The maternal grandfather of our subject was also a botanist of Ayrshire, a student in his earlier years of Sir Joseph Banks.
James had a plain English education, with a smattering of the classics; was a nurseryman gardener and florist, in his younger years; in 1842 came to America, and was for several years in various kinds of business in New York and New Jersey. For awhile he was a florist in New York; subsequently had the management of the estate and large manufactories of R. L. Colt, deceased, of Patterson. N. J., and a little later was engaged in the lumber and flour traffic in Utica, N. Y.
In 1860, Mr. Goldie settled in Guelph, built a mill and commenced the manufacture of flour; sold that mill a few years afterwards, and rebuilt on another site, on a larger scale, and is now manufacturing about 75,000 or 80,000 barrels per annum. He also handles as much more, not of his own manufacture, finding a ready market mainly in the Maritime Provinces, and Great Britain. No better brands of flour are sent from Ontario, than are manufactured at his mills in Guelph. The Herald of this city thus speaks of this mill:
“Goldie’s Mill is one of the important factors of Guelph’s manufacturing and commercial prosperity, consuming immense quantities of wheat and disbursing large sums annually to our farmers for their grain; in the mill itself, in the cooper shops, and in the various departments of the business employing a large force of work men, it fills a sphere of usefulness and wields a power that accomplishes good to all classes.
“Over and over again it has been characterized as the model flouring mill of Canada, a verdict that facts abundantly sanction.
“Of machinery now in place, the best that the millwright’s art could produce, has been purchased. Six run of stone are busily at work. Three double chests of bolts are performing their duties. Middlings purifiers, coolers, grain cleaning machinery, packing apparatus all the component parts of a first-class mill are to be seen.
Mr. Goldie is president of the Ontario Millers’ Association, and he is well known among flour manufacturers in Great Britain and the United States, as well as throughout the Dominion of Canada.
He was in the council in the days when Guelph was a town; is one of the license commissioners for the south riding of Wellington, and a director of insurance companies in Guelph and Galt.
He is a Liberal Conservative, and in. 1876, and again in 1878, was the candidate of his party to represent the south riding of Wellington in the House of Commons, but the district is strongly Reform and he was defeated both times.

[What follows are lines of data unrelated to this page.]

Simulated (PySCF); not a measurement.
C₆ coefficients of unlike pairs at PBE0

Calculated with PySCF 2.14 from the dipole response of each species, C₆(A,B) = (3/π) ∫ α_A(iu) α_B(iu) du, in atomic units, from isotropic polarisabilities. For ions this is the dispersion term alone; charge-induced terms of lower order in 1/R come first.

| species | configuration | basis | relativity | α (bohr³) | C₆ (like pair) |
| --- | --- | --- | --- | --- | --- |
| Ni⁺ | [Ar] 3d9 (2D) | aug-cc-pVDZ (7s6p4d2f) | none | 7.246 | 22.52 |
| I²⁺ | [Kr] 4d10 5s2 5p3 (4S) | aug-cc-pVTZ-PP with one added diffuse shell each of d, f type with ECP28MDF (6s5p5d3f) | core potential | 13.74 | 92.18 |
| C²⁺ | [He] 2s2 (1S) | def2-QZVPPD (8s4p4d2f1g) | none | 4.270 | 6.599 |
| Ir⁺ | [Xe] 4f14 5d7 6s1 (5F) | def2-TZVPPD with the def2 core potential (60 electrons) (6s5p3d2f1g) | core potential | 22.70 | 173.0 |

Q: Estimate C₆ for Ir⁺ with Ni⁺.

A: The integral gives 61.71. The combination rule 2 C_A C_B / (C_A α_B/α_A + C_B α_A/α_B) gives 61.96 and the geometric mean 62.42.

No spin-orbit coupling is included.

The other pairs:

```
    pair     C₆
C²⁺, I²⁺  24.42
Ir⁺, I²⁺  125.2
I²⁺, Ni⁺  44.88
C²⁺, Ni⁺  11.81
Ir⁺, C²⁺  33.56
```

Mr. Goldie is a member and deacon of the Congregational church; a liberal contributor to church building funds of his own denomination and others, and to religious and charitable institutions generally.
In March, 1848, he married in New York, Miss Frances Owen, a native of Montgomery-shire, Wales, and of eight children, the fruit of this union, five, all sons, are living. Thomas, the eldest, has a family; the others are single. The three oldest are with their father in the milling business.